Summary
Do Less, Get More is Shaa Wasmund's argument that most people's productivity problem is not a shortage of effort or time but an excess of wrong activity. Wasmund, a British entrepreneur and business advisor, writes from the perspective of someone who spent years in high-visibility busyness before realizing that her highest-value work occupied only a fraction of her calendar. The book is short and direct: it makes the case for ruthless prioritization, then gives practical tools to do it.
The central idea is that busyness has become a social currency — a way of signaling importance and commitment that has little relationship to actual output. Wasmund argues that the first step is distinguishing between activity and achievement, and that most people avoid this distinction because inactivity feels like failure even when the activity is generating noise rather than value. She introduces what she calls the 80/20 audit applied to daily work: identifying the 20 percent of tasks that produce 80 percent of meaningful results, and systematically eliminating or delegating the rest.

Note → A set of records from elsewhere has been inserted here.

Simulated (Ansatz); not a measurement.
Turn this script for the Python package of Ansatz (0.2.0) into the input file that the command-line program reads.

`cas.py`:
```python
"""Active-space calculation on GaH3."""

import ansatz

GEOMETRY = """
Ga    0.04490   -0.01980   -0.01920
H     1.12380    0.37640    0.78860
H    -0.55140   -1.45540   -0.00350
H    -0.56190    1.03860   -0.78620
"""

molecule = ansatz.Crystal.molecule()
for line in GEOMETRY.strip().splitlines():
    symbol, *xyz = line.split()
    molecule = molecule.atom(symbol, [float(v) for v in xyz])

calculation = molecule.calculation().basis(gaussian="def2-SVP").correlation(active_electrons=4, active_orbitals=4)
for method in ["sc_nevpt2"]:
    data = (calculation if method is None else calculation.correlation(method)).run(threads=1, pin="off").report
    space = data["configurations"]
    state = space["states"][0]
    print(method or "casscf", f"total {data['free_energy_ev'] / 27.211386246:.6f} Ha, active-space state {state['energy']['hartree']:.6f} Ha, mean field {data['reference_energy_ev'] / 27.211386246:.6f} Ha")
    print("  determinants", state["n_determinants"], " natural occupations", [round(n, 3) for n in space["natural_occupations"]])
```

A significant portion of the book deals with saying no — to commitments, meetings, requests, and habits that occupy time without earning it. Wasmund is frank that this is harder than it sounds because much of what fills a calendar is driven by other people's needs rather than your own priorities. She gives specific scripts and frameworks for declining gracefully, and addresses the psychological cost of saying yes to everything out of conflict avoidance or people-pleasing.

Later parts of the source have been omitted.